Even if you're a homesteading customer, your steps back from HP can't keep you from seeing the CEO's windfall. Government securities reports said HP CEO Mark Hurd earned $26 million in compensation for the fiscal year 2007. If that seems like a lot of money, just remember that Yankees pitcher Roger Clemens got 2007 pay of $24 million, pro-rated. Clemens won just one-third of his games, including a flame-out in the playoffs.

Clemens may be headed to the baseball Hall of Fame, but Hurd will take a spot in HP's history as the man who made Carly Fiorina's outsized schemes work for Hewlett-Packard. I say outsized because Hurd did rightsizing on HP as soon as he took over for the fired Fiorina. 15,000 employees lost jobs, some of them who held key HP 3000 information which HP might call upon in a sticky support situation.

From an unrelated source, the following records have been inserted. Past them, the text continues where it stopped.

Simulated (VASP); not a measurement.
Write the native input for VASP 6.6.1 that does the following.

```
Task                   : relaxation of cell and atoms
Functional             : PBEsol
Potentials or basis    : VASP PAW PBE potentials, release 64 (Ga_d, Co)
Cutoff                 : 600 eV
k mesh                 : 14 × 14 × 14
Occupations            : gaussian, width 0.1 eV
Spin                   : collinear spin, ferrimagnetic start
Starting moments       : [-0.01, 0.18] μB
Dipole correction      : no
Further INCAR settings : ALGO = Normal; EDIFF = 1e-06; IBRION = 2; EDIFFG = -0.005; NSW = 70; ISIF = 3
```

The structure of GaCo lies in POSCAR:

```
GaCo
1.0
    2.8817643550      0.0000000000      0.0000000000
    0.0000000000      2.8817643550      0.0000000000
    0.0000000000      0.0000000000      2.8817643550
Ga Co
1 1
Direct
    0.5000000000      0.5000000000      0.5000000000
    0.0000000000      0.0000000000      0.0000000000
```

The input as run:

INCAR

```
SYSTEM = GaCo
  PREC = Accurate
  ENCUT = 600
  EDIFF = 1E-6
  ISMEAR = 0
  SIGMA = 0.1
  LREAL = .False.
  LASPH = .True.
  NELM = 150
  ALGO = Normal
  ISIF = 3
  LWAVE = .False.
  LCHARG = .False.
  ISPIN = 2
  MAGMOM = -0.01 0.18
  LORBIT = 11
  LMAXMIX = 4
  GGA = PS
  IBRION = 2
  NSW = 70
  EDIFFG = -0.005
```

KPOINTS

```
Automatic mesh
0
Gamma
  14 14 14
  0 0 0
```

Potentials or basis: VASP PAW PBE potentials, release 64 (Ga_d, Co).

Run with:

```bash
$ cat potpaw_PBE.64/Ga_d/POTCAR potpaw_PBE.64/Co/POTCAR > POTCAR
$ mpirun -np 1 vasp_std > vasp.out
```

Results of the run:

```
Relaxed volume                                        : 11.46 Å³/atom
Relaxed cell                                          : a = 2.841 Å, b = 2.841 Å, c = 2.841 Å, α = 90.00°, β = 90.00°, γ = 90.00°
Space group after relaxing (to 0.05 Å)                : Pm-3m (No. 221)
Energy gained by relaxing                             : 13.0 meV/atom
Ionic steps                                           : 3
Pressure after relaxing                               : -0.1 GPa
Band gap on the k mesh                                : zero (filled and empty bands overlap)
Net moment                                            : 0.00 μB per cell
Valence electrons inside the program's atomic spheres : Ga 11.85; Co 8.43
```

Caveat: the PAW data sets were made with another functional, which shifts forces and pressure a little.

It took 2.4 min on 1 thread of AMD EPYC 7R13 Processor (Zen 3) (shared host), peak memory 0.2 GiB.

That's the darkness Hurd threw over the 3000 customer who's staying with the system and still paying HP support dollars. On the bright side, he brought on the light of a number 1 PC market share and the climb to top revenue rating once IBM left the PC field. Most of the largess on the HP board's part was due to HP beating its 2007 financial goals.

But no matter what the reward for HP, $26 million is a lot of compensation for one officer of any company. In one bit of irony, Hurd earned as much during his third year of HP employment as he directed NCR to pay for an entire company just before he left NCR for Hewlett-Packard. In 2004 he had NCR buy airport kiosk firm Kinetics for a total of $26 million.

Almost half of the $26 million came in stock options and purchases, and even housing perks. He earned
$1.4 million in base salary, another $1.4 million in bonus money and nearly $12 million in cash incentive payouts, according to a report to the SEC. Hurd also received shares of restricted stock valued at $6.8 million and almost $4 million in stock options.

HP also paid him more than a quarter million dollars toward the Hurd homestead, for a home security system (we assume this included some guards, rather than just gadgets) and a mortgage subsidy of more than $100,000, according to the SEC document. Real estate values in the Valley must be tough to maintain for anyone earning only $1.4 million in base pay.

But this level of compensation is commonplace for any $110 billion company's CEO, especially a vendor like yours — if you're migrating to another HP platform — which has tripled its profits since the CEO took over. Fiscal 2007 earned HP $7.26 billion, delivered by exceeding goals in every segment of HP's business, alongside the early retirement of 3,000 employees.

Some of those retirements reverberated through the 3000 community during that fiscal year. But the HP 3000 customer continues to contribute to those profits, earned during a fiscal year when HP was supposed to already be out of the 3000 business.